Leica Launches LIDAR / Thermal / IP Camera

Swiss manufacturer Leica is launching what it calls a “real-time reality capture device” fusing LIDAR, thermal cameras, IP cameras and more.

In this note, based on a discussion with the manufacturer, we look at this new release, how it compares to typical analytics, and the outlook for this new offering.

BLK247 Overview

Physically, the BLK247 is similar to an elongated dome camera, with the LIDAR scanner contained in the dome and cameras around its base. It contains the following sensors/cameras:

  • Dual-axis LIDAR scanner (360° x 240°), two 360° scans per second, 30m range (60m diameter)
  • Two 12MP 180° panoramic cameras, stitched to produce a 360° view
  • Four VGA thermal cameras

Leica also plans to release a version, sans thermal, LIDAR and visible cameras only.

Object Detection AI

The BLK247 uses on-board AI to detect people, using LIDAR, visible, and thermal cameras in parallel for detection. It uses its AI to determine valid alarms across the sensors/ cameras. Unlike typical camera analytics and AI, LIDAR uses three dimensions to analyze these objects, which could improve accuracy by estimating the volume of objects, which provides an additional “filter” to ensure they are valid (e.g., sunlight, shadows, wind, debris).

Currently, the BLK247 includes people detection and left/removed object detection, but Leica plans to introduce the detection of other objects (such as vehicles and animals) in the future.

European-Developed / Non-China Manufacturing

Leica emphasized that the BLK247 hardware and software was developed in Europe and are not manufactured in China.

VMS Integrations Planned

Leica is currently developing integrations to VMSes, as well as adding ONVIF conformance for BLK247 video streams. VMS integrations will include video streams as well as sensor readouts and/or AI events. No release date for VMS integration was given.

The BLK247 currently integrates with Czech startup TacticAware’s Accur8vision 3D security software, which integrates LIDAR along with visible and thermal cameras to show devices on a 3D rendered map (below).

Pricing And Channel

The BLK247 has an MSRP of €15,000 – ~$16,350 USD. Leica plans to release it through their existing channel, including online, at a minimum advertised price, as well as through integrators, with dealer discounts.

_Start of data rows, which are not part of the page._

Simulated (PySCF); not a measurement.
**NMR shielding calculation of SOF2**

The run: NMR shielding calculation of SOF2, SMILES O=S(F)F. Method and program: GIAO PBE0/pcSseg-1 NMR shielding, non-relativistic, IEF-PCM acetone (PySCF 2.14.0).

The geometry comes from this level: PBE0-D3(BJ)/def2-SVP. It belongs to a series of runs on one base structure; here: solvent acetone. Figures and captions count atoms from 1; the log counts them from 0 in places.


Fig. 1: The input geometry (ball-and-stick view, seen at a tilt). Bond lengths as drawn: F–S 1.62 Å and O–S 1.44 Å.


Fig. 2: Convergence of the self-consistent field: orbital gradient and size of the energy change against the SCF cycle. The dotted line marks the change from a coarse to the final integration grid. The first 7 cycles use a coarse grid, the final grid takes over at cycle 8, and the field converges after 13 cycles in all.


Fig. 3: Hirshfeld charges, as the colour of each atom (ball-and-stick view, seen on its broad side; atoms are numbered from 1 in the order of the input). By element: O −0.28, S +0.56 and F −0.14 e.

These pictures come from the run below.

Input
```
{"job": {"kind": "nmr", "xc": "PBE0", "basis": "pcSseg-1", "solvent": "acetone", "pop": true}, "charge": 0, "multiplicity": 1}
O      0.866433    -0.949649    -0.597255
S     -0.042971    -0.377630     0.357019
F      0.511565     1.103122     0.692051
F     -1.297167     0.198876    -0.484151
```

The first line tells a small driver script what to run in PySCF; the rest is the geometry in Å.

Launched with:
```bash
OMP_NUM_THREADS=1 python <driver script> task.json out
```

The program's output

Potential Advantages Versus Analytics

Leica’s main claim against typical analytics is improved accuracy due to three dimensional, volumetric detection. Where video analytics “see” only a flat projection of a person, vehicle, or other objects, the BLK247 may approximate its volume and filter alarms accordingly. This could eliminate alerts from things like shadows, branches, and raindrops which regularly trigger many analytics.

Leica also points out that this three-dimensional detection gives it advantages in object left behind and removed detection, as they may detect the suspected object’s volume to further confirm its presence, where cameras only recognize it visibly. Object left behind/removed analytics have historically performed very poorly.

Finally, LIDAR detection does not require light, either visible or infrared, so it does not suffer from poor lighting, weak IR illumination, overexposure, noise, etc.

Disadvantages Versus Analytics

However, the BLK247 is very expensive compared to even premium analytic cameras, such as Avigilon’s H5A or Bosch’s IVA models. For the price of a single BLK247, users may likely purchase 12-15 analytic cameras. Further, given that the BLK247 includes only fisheye panoramic visible cameras, users will likely still need to install separate cameras for higher quality identifying details, further driving cost of the BLK247.

Additionally, Leica’s detection range is limited to ~30m, relatively short compared to many analytics which may detect as low as 5-10 PPF across a wide FOV, detecting subjects at 200’+ in our tests (see Camera Analytics Shootout). This makes the BLK247 expensive to deploy in very wide areas.

Finally, given the increase in better performing AI/analytic cameras, such as Avigilon’s H5A, Bosch IVA, or even Dahua’s low cost Analytics+, which already suffer from few false alarms, users may not find the BLK247’s potential increased accuracy worth the significant price premium.

Compared to Other LIDARs

Over the past few years, a few LIDAR developers have marketed to video surveillance, though they offered their LIDAR alone, requiring integration with existing cameras.

On the plus side for those LIDARs, they are less expensive (though still not cheap at ~$5,000). On the negative side, they require integration and are not as turn-key as the Leica solution.

How well they work is a major question. We have not tested any LIDAR yet so we cannot make claims here.


The BLK247 is an interesting entrant with some potential advantages versus typical analytics, especially in high-end applications such as airports (where abandoned object detection is desirable) or critical infrastructure (such as railways, where objects on tracks or in tunnels require costly shutdowns).

However, its price is likely to be prohibitive in most applications where lower cost AI/analytic cameras may perform many of the same functions.